Microlearning is one of the biggest trends in all of educational technology—and for good reason. When designed correctly, the short, bite-sized chunks of information provide ample opportunity for learning, skill development, and knowledge retention.
But what is microlearning? Microlearning is a learning strategy that offers short, task- or goal-oriented content that is focused on a specific topic, skill, or learning goal and presented in engaging and easily applicable ways, such as a short training video, an infographic, or a checklist of steps for solving a problem.
Science indicates that short, repetitive learning increases knowledge retention by reducing cognitive load and supporting natural memory formation. Microlearning is also designed for use during or directly before application, which helps connect the information to its intended purpose, improves skill development, and enforces behavioral adaptation. And with the increases in mobile technology allowing information to be accessible any time and anywhere, it’s no wonder microlearning is growing so rapidly.
But microlearning isn’t simply breaking traditional eLearning (or traditional learning, for that matter) into smaller lessons; it’s about creating engaging and interactive content that focuses on a specific task, topic or learning goal. So when designing microlearning content, make sure to adhere to these important steps:
Understand Your Audience
This should be step one in any educational setting. It’s impossible to structure lessons and learning objectives unless you understand who you’re teaching. Are you training first responders how to properly administer CPR? Could your sales team use a refresher course on key features before a sales pitch? Understanding your audience will not only dictate the learning objectives but also the type of content used to deliver the lesson.
Focus on a Single Learning Objective That Is Must-Need
The key to building great microlearning content is making sure that each piece of content focuses on a single, specific learning objective that bridges knowledge gaps for must-need knowledge. Must-need knowledge is knowledge that is vital to the task at hand rather than information that, while important, can be learned another time.
For example, if you need to replace your car battery, the microlearning lesson should focus only on the information necessary to complete the task and omit any information about what the battery does, how it works, and what other systems it’s connected to. That information can, and should, be linked to at the end of the lesson for the learner to go back and review at their leisure, but it should be avoided when building microlearning content.
Keep Content Under 10 Minutes
While there’s no hard rule on how long microlearning content should be, the general consensus is that it should be somewhere between 2 to 7 minutes but under 10. While exceptions exist, often times the reason content extends beyond the 10 minute mark is due to over-explaining or including too much irrelevant information. Creating great microlearning content requires the ability to edit information and be concise.
Utilize Multimedia Approaches
It’s been proven that people learn better when presented with words and graphics rather than words alone. Microlearning provides a great opportunity to utilize multimedia like videos, flashcards, games, and more to create engagement and facilitate deeper learning. When creating microlearning content, make sure to take advantage of this approach and avoid large chunks of text only.
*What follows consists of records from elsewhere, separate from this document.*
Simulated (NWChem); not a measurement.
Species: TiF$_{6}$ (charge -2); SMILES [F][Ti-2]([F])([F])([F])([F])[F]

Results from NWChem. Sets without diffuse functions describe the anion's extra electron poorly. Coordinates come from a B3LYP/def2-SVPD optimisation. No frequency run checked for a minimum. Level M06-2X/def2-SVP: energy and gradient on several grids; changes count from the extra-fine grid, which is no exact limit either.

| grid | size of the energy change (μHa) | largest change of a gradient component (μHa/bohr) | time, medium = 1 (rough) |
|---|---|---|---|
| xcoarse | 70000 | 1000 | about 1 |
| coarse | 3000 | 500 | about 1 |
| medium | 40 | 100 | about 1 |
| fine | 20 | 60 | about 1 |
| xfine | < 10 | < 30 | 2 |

Include Interactive and Collaborative Elements
In-app quizzes, chances to share your experiences, and gamification are great ways to include interactive and collaborative elements to any lesson for increased engagement, higher completion rates, and improved knowledge retention. As you put together your microlearning content, try to think of ways you could incorporate these elements. For example, if you’re training employees how to fill out an expense report, include a sample expense form for them to fill out at the end of the lesson.
Link to Other Relevant Content
One of the best ways to utilize microlearning is as a training/support tool. So it’s important to link to other relevant content at the end of microlearning lessons. This could mean linking to a relevant microlearning lesson or to other non-microlearning sources to gain a more information on the subject to create a more holistic understanding. For example, after watching a video tutorial on how to administer an insulin shot, the lesson could link to sources for more information about diabetes, insulin, and how to manage blood sugar levels for further learning when available.
Microlearning is an effective, cheap, and easily consumable educational strategy that is best for task- or goal-oriented learning, skill development, and training. But certain features must be included for microlearning to be successful. So make sure to plan ahead of time and remember these steps when creating microlearning content for your training/educational needs.